Climate Change Could Intensify Violence Against Women, Study Says

Weather disasters that happen more often because of climate change create conditions in which gender-based violence often spikes, according to new research.    

The study, published in the journal The Lancet Planetary Health, reviewed research from five continents and found increased violence against women and girls in the aftermath of floods, droughts, hurricanes and other extreme weather events that are becoming more frequent as the planet warms. Humanitarian organizations that respond to weather disasters should be aware of this troubling trend when planning their operations, the study authors said.  

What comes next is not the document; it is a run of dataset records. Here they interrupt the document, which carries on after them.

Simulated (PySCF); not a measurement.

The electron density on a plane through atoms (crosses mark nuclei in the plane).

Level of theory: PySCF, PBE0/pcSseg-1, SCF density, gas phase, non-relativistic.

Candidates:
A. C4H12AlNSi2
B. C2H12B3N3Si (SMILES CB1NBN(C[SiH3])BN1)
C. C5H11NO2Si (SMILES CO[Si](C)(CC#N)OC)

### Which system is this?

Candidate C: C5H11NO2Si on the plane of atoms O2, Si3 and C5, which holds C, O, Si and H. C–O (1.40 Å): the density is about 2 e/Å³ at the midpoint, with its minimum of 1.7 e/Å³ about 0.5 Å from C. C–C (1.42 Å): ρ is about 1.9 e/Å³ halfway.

“When we think of climate change effects, we think of some very drastic and very visual things, things like floods, disruptions of cities, supply chain disruptions — which are all very valid and very real risks of climate change,” said study author Sarah Savić Kallesøe, a public health researcher at Simon Fraser University in Canada. “But there are also some more veiled consequences that are not as easily visible or easily studied. And one of those things is gender-based violence.”  

The researchers scoured online databases to find studies on rape, sexual assault, child marriage and other forms of gender-based violence following extreme weather events.  

The initial search, based on broad keywords like “violence,” “women,” and “weather,” yielded more than 20,000 results, each of which Savić Kallesøe and her colleagues screened individually to determine whether they were relevant.  

Only 41 studies that assessed links between gender-based violence and extreme weather made the cut. The researchers then graded the robustness of each study’s methodology using standard rubrics for grading data quality. Although many of the papers were flawed and a few contradicted each other, most studies — especially the higher quality ones — reported a rise in gender-based violence following extreme weather, Savić Kallesøe said.  

For instance, one study found that new moms were more than eight times as likely to be beaten by their romantic partners after Hurricane Katrina if they had suffered storm damage than before the storm hit. Five studies of good or fair quality linked drought in sub-Saharan Africa to upticks in sexual and physical abuse by romantic partners, child marriage, dowry violence, and femicide.  

And interviews with survivors revealed that seeking disaster aid can make women more vulnerable: “The shelter is not safe for us. Young men come from seven or eight villages,” said one survivor to researchers following Cyclone Roanu in Bangladesh in 2016. “I feel frightened to stay in the shelters. I stay at my house rather than taking my teenage daughter to the shelters,” she added.

Lindsay Stark, a social epidemiologist at the Brown School of the Washington University in St. Louis, said the pattern “is something that those of us who are working in the humanitarian space know intrinsically, because we see it all the time. So, it is very nice to see this distillation of the evidence.”  

Savić Kallesøe emphasized that climate change itself doesn’t directly cause gender-based violence. Instead, she and her colleagues found that gender-based violence is “exacerbated by extreme weather events because it’s a type of coping strategy at the expense of women, girls, and sexual and gender minorities,” she said.  

Extreme weather can place people under enormous stress, displace them, force them into crowded relief camps, destroy their livelihoods, and expose them to strangers who might do them harm. Layered over the gender roles that often drive gender-based violence, these risk factors make women especially vulnerable. For instance, a family might marry off a daughter early to have one less mouth to feed after a flood, or a man stressed after a hurricane might snap and strike his wife.  

Researchers widely recognize that humanitarian crises, like conflict or forced migration, tend to expose women and girls to violence. That climate disasters would have similar consequences isn’t surprising, said Lori Heise, an expert on gender equity at the Johns Hopkins Bloomberg School of Public Health.  

However, the exact ways in which climate disasters lead to gender-based violence still aren’t clear from the data. Few high-quality studies are available — and almost no data has been collected on the challenges faced by LGBTQ people following extreme weather events. The new study highlights the need for more and better research and for humanitarian organizations to engage with women and girls in climate-stressed areas about how best to protect them when disaster strikes, Savić Kallesøe said.

“Gender-based violence is happening all the time, everywhere,” Stark said. “We need to be preventing gender-based violence now … and to understand that if we don’t act now, the situation is going to increase exponentially with the impending climate crisis that we all know is upon us.”